In Max Shinn's post about optimally shuffling cards, he describes looking at the "joint distribution of these frequencies compared to a null distribution." This is slightly ambiguous, but I'm going to interpret this in a similar way as before in previous posts: As the probability mass for the observed frequency of ranks in the hand under the null "uniform without replacement" distribution. Again, in Shinn's post, I'll assume we are drawing a hand of exactly 6 cards. How do we compute the probability mass of the (maximal) rank-clusters/straights that were drawn?

This is trickier compared with the suit and rank distribution probabilities. I'll go through the naive approach first and then explain why it doesn't work.

Let's say we want to calculate the probability of getting say N = 1 straights of threes and K = 3 single cards using a naive approach. This seems pretty straightforward. To draw the straight of three, we need to draw any of the 11 ranks that can start a straight of three — so any of 44 cards — then draw the next rank, then the next, so there are 11*4*4*3! ways of drawing this straight. Two of these are special in a way we'll come back to. But let's say for now we draw a straight starting with a rank 2 card:

Thanks to Wikipedia and its card art contributors for the table.

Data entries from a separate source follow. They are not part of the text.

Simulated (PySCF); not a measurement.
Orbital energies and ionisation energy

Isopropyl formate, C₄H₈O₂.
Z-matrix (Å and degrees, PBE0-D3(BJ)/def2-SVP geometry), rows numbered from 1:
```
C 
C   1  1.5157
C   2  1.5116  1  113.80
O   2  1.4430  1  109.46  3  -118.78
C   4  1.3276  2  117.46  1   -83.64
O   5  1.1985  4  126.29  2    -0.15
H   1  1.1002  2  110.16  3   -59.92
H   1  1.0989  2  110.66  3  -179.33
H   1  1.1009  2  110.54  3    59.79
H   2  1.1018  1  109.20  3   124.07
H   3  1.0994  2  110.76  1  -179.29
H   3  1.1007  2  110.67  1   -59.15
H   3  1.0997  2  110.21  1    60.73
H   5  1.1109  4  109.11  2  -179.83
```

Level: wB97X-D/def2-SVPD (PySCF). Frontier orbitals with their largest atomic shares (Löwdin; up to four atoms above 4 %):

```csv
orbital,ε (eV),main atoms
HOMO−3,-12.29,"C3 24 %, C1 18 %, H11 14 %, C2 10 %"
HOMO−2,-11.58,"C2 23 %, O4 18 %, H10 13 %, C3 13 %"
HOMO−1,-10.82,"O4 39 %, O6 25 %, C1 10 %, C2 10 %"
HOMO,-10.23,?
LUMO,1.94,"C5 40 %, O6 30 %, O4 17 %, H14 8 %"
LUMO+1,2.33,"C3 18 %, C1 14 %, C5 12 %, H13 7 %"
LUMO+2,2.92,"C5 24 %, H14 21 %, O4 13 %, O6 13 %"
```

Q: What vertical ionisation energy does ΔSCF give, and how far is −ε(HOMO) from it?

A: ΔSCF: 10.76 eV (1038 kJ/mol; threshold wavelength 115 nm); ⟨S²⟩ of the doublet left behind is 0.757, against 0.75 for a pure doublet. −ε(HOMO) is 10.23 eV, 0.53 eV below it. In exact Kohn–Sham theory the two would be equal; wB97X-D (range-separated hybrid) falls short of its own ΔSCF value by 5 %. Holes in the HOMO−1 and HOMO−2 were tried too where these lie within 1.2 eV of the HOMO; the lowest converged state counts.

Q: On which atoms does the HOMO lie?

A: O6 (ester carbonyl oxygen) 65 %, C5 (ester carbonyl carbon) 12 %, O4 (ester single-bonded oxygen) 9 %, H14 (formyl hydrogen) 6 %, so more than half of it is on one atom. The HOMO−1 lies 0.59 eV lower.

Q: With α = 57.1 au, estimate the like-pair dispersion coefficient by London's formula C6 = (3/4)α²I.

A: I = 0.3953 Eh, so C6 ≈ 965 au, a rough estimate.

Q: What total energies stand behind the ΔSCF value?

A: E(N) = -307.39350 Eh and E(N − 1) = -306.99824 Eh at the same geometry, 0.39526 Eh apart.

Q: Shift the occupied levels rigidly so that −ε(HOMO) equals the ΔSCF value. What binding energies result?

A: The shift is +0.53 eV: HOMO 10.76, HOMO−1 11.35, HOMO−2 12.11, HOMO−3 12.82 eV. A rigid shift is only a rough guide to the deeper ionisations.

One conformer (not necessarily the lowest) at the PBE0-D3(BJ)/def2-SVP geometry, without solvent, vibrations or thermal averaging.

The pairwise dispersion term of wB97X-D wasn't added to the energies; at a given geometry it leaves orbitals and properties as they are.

The blue box represents the straights of three we might have drawn. Whichever straight of three we drew, it'll have one card in each of the blue-boxed columns. The pink box shows the columns (ranks) we could draw our next single from. In total there are 13 - 5 = 8 possible ranks to draw from, or 32 possible singles we c ould draw.

Suppose we draw a rank 7 card next:

Now we have just 8 - 3 = 5 possible ranks to draw from, or 20 cards. If we draw a 10 next, then we can only draw from Kings or Queens next — that is, 5 - 3 = 2 possible ranks or 8 possible cards.

So, here's the first problem: A staight of \(N\) cards can "use up" or "block off" either \(N + 1\) or \(N + 2\) ranks. If we draw "on the edge of our current space of possibilities," it'll use \(N + 1\) ranks. Otherwise, it'll use \(N + 2\).

(A related, slightly annoying problem is that we have to somehow account for the difference between low cards and high cards. If you draw an ace, there's only one way for that to "expand out" into a straight. But since we don't care about draw order, I think we don't actually have to do this. Intuitively, we should be able to calculate the probability as if we drew the lowest card in the sequence first, ignoring the actual order we draw the cards in. Then we can just multiply to account for not caring about the draw order.)

If we draw a 6 first, then the straight of three from 2, the straight of three again uses only \(N + 1\) possible cards. It's almost like we only need to care about the spacing between consecutive "tiles" and between tiles and the edge. So maybe we don't have to care about the order in which we draw the "tiles..."

So, this problem suggests its own solution: Count the number of possible ways to "lay out the tiles" and then multiply. Specifically, multiply by a factor to account for the number of different ways to "fill in" each "tile" with specific cards from the ranks spanned by that tile. That sounds like it should be pretty simple...

Unfortunately, now we run into the other problem: You can have up to \(4^N\) rank-identical straights of length \(N\). That is: Multiple straights with exactly the same ranks, but slightly different cards.

For example, say we draw an ace of hearts, a two of diamonds, threes of clubs and of spades, a five of hearts, and a seven of clubs. We have two size-three straights:

  1. (ace of hearts, two of diamonds, three of clubs), and
  2. (ace of hearts, two of diamonds, three of spades).

These overlap—they share the ace of hearts and the two of diamonds. So, technically this should count as three straights. But this makes it hard to think about the probability calculation.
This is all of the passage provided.